On Sunday evening, I was watching returns from the historic Colombia referendum come in across my screen. Polling in the lead up suggested that “Yes” was going to win, and comfortably at that. It didn’t. Carrying 50.2% of the vote, the less than 38% of Colombians who took to the polls rejected the peace deal between the Colombian government and the FARC rebels that would’ve ended a fifty years war.
Western journalists expressed their disappointment in immediate reaction. This was a peace deal backed by both sides of the conflict, the U.N. Secretary General Ban Ki-moon, and Secretary of State John Kerry. The “Yes” side ran an aggressive campaign, Bono was playing concerts in support of the deal, and the polls made it seem that the result was all but a foregone conclusion.
For a deeper account of the conflict between the Colombian government and the FARC rebels, Stephanie Nolen at The Globe and Mail provides a painstaking account on why Colombian people may have chosen to vote the way they did. The BBC provides the Sparknotes version. Nolen goes in to much more detail than I intend, but there are a few aspects to this result that are worth discussing briefly.
Firstly, speaking strictly with regard to polling, there is little reason to trust it of late. We saw it with Brexit. We saw it when 538 gave Bernie Sanders less than a 1% of carrying Michigan in the primaries and he proceeded to do so by a comfortable margin. I’m not sure what methodology was used on the Colombian referendum, but polls predicted a “Yes” victory by a 2-1 margin, and they missed the mark badly. Pollsters have it tough and this isn’t meant to be a hit piece on them, but on some of the more high-profile votes of recent memory the results have been mixed to put it mildly. As a citizen, just go and vote as no lead in the polls looks to be safe with any complete certainty.
With this being said, Colombia’s low turnout may well be attributable to Colombians’ deep distrust in political institutions. It was far easier to Monday morning quarterback, for instance, younger Brits who would’ve voted for “Remain” if they bothered to take to the polls at all. Large swathes of them didn’t, and all of Britain paid the price for it.

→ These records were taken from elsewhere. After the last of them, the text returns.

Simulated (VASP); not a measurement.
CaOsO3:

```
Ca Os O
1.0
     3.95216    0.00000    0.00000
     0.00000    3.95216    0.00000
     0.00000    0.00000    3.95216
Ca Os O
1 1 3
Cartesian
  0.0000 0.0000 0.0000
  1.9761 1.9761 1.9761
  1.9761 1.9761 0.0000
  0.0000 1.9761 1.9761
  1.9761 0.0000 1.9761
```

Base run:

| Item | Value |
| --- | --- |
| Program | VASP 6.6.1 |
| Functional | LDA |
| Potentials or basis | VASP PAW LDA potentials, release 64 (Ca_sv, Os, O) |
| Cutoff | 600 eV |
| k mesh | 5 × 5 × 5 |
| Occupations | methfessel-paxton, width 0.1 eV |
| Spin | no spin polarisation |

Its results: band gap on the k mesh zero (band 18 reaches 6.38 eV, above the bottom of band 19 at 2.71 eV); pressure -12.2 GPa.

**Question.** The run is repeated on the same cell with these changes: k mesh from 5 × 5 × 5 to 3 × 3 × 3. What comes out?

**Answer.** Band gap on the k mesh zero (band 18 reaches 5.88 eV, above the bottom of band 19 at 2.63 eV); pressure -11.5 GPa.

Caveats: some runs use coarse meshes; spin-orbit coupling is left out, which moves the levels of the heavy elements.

Colombia is an altogether different animal. Most of the people see the government as corrupt, and this prompted them to abstain from voting. And for those who did decide to vote, their distrust likely influenced a “No” vote for the peace deal. They didn’t believe the two sides would hold up to the deal they hashed out. Neither side boasts the best track record in the honesty department.
Other “No” voters thought the deal was too lenient on the FARC rebels. How were they entitled to seats in representative governance after years of engaging in warfare that was often at civilians’ expense? Of course, FARC will retort that the government and paramilitaries have killed scores more along the way, and has backed U.S. funded death squads in the past, and that without FARC the poor subsistence farmers of Colombia would have no voice whatsoever. My intention here is not to pardon one side more than the other, nor should we be too quick to draw a false equivalency here either as the history is far more nuanced than this short reaction piece allows, and for that matter I am not an expert on Colombian history and politics.
But the point, and Nolen hits on this more than anything else, is that for many Colombians this was a difficult decision–certainly one that was less straightforward than the simple question of whether they wanted a war to end or not. The majority that voted, quite apparently, felt that the alternative to war was too risky. And the vote was, once again, driven by a deep distrust for the two factions sticking to their word and the feeling that the deal would let the rebels off without adequate justice being served.
So I think the response of dismay that has swept across the West in the aftermath of the vote may not fully appreciate how complicated this vote was for Colombians. It bears repeating: it isn’t as if the choice was simply war or peace, and they made the moronic decision to choose war. This depiction of Colombian voters insults their intelligence, and frankly calls into question our trust in democracy at large. If one espouses democracy up and until the point one doesn’t get their way, then they would seem to have never been a democrat (with a small “d”) at all.
However, this is not to say that the result isn’t a bitter pill to swallow. Provinces that have been hardest hit by the conflict voted “Yes,” and quite emphatically at that with rural Choco coming in at 80%. In the town of Bojaya where a church bombing took the lives of 119 people, that number came in at 96%. So it appears that those who have been caught in the crosshairs of the conflict the most overwhelmingly desired for it to end, and now that won’t be the case. Comparing apples and oranges a little, but it reminds me of the Scottish Independence referendum, and how it was Glasgow, and its poorest sections in particular, that backed it the most only to of course lose out in the end.
I’m not sure where it goes from here. You had a center-right president and a Marxist-Leninist rebel group put their respective legacies on the line in hopes of compromise, and after 4 years of negotiations it was the unlikeliest party of all that didn’t endorse the deal they crafted: the people. I’m sure they will publicly state that they will continue to try and work together to strike a deal that everyone is comfortable with endorsing, but it is equally possible to imagine a situation where they are branded as sell-outs by more extreme factions in their ranks who will drive their followers further away from cooperating with one another.
What happens next is unclear. We may look back on this result as a good one if negotiations lead to a richer agreement–perhaps one that the Colombian people deem to be fairer with respect to compensatory mandates and justice. It could just as easily go down as a chance squandered, a deal that could’ve brought peace to the regions of Colombia that desired it the most.